How can I best get box plots on logarithmic scales?
|
Title
|
|
Box plots and logarithmic scales
|
|
Author
|
Nicholas J. Cox, Durham University, UK
|
|
Date
|
September 2005
|
The problem
The purpose of this FAQ is to point out a potential pitfall with
graph box and
graph hbox
and to explain a way around it. Sometimes
users fire up a box plot in Stata, realize that a logarithmic scale
would be better for their data, and then ask for that
by yscale(log) (with either graph box or graph hbox).

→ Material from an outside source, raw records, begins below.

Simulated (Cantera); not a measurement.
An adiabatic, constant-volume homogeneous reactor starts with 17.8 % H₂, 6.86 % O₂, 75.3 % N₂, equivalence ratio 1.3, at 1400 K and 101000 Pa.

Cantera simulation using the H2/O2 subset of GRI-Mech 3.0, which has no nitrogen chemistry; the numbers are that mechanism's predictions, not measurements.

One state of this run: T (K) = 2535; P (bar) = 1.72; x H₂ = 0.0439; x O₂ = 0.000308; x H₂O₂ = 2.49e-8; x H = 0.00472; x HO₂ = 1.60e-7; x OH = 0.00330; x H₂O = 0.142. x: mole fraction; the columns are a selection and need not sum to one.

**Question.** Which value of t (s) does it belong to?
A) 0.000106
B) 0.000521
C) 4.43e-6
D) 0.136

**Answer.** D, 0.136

(From now on examples will be just in terms of graph box, as the principle is
the same for both.)
Although Stata will let you do this, you should be aware of what option
yscale(log) actually does. As with all other graphs,
yscale(log) takes the graph you would have gotten otherwise and warps it
logarithmically.
What it does not do is recalculate summaries on the log scale, which, with
a box plot, is what you might want. However, making yscale(log) have a
special meaning for box plots would be bad software design, whatever the
statistical arguments, so if the pitfall to be discussed here matters to you,
then you will need to work your way around it.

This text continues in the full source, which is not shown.